Homework 5

We are given some data which consists of points of the form (x, f(x)), where x ranges from 1 to N. For x1 < x2, the slope of the line through (x1, f(x1)) and (x2, f(x2)) is (f(x2) - f(x1))/(x2 - x1). Let S be the set of N(N-1)/2 slopes corresponding to all pairs of points. We would like to find the median of S.

If we view the data as a univariate time series, this median is known as the Sen slope, which is a statistic of the rate of change widely used in trend analysis.

For our purposes, it suffices to find an approximate median of S with high probability, as described here. You can assume that the data is given in a file whose first line specifies N. There are N subsequent lines, with the x-th subsequent line specifying f(x), as in this example for N = 5.

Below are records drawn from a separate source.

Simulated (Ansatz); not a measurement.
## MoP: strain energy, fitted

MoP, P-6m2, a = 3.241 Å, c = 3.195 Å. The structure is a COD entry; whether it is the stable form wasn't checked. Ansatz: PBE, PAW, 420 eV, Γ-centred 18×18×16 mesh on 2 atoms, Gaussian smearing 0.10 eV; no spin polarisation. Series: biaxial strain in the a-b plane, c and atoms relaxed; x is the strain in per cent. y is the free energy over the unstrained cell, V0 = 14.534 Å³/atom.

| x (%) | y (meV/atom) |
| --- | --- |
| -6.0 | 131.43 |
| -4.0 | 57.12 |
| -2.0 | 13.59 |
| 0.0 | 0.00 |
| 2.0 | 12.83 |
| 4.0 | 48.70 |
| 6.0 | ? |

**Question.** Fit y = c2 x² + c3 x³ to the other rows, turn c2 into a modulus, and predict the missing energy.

You need to implement (a) an algorithm for computing the exact median of S; (b) an algorithm for computing the approximate median of S; (c) describe the running times (in milliseconds) of both implementations for sample data with N = 10000. I will post some sample data on this page shortly. For (a), it is fine to use existing sorting algorithms for sorting S. For (c), you can ignore the time for reading the data from the file into your program.

Please submit into the dropbox folder in ICON named "Homework5". Submit your source files, a file with instructions on how your program can be run, and a file with the running times. The deadline is 11:59 pm on April 22.

Update (04/17): Sample input files points1.txt and points2.txt.